Another item proposed spending $368 million to allow USAF to cut its energy consumption by three percent annually.
For $438 million, the Air Force would be able to give its “heavy” aircraft crews—cargo, tanker, and surveillance types—warning of shoulder-fired missiles.
Maj. Gen. Paul J. Selva, USAF’s strategic planning director, told the Associated Press in February that $20 billion a year of additional procurement funding is needed every year for at least five years, over and above the planned baseline budget.
The money is necessary, said Selva, to avoid driving what is “already a geriatric Air Force … another 20 years into an era of uncertainty.”
On the Razor’s Edge
Even if the Air Force gets an additional four F-22s in the next supplemental budget request—raising the total to 187—the Raptor line will still be in grave danger.
Approval of four more Raptors would extend the production line only from November 2008 to February 2009. Thus, a new Administration, taking office on Jan. 20, 2009, would have a few days at most to decide to continue the fighter project.
Defense Secretary Robert M. Gates has said it is likely he will cede the four additional fighters, so as to allow the new President to decide the fate of the program, but the margin would be razor thin.
Larry Lawson, general manager for the F-22 at Lockheed Martin, said in an interview that work for the longest-lead F-22 vendors—those that supply titanium and aluminum, avionics, and large-scale forgings and castings—will start drying up this fall, around November. Without more orders before then, they will close down production.
Given the way that Gates and his deputy, Gordon England, have dealt the cards, the incoming Administration won’t even have time to consider the matter, let alone rush an emergency spending measure up to Capitol Hill to prevent work stoppage.
The current Congress will have to take matters into its own hands and add a number of F-22s to the defense budget in Fiscal 2009 to head off a break in production. If that doesn’t happen, though, Lawson said it’s hard to see how the F-22 line could be restarted.
“Once you close this door, it doesn’t come back; it’s not recoverable,” he said.
Mothballing the F-22 tooling wouldn’t do much good, Lawson said, since the workforce needed to build the F-22—about 25,000 people who work “directly” on parts for the airplane, or in assembly—will scatter off to other jobs.

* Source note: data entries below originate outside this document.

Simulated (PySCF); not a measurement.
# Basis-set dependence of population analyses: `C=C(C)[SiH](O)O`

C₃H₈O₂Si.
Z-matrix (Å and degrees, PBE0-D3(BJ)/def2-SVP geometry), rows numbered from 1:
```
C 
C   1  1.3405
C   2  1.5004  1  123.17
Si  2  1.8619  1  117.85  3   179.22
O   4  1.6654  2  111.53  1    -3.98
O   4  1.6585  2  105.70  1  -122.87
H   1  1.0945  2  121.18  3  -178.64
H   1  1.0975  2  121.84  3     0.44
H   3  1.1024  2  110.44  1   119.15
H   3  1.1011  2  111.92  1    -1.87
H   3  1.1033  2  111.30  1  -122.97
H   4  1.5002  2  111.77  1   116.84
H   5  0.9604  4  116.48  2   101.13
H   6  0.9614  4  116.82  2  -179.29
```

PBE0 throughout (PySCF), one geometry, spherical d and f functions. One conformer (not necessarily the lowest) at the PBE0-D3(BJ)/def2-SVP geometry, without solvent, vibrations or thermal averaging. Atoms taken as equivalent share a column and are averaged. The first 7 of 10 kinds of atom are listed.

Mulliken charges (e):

Lawson called it “pragmatically impossible” to get those workers back even after just a few weeks. Meanwhile, it would be too expensive to keep them on the payroll, hanging around, or building only a few airplanes a year, because the cost of overhead would blast the unit cost of the fighter through the roof.
Lawson offered the analogy of fixed costs on a car loan as being similar to the overhead dilemma.
“The payments on the car are the same, whether you have one person riding in it or six,” Lawson said. For that reason, he’d like to see Congress add another year to the multiyear production deal, under which the company has been building 20 F-22s annually. That’s about the minimum number needed to build the fighter economically, Lawson said. At 24 a year—the rate of delivery before the multiyear—the F-22s would be less costly each, because overhead is spread out over more units.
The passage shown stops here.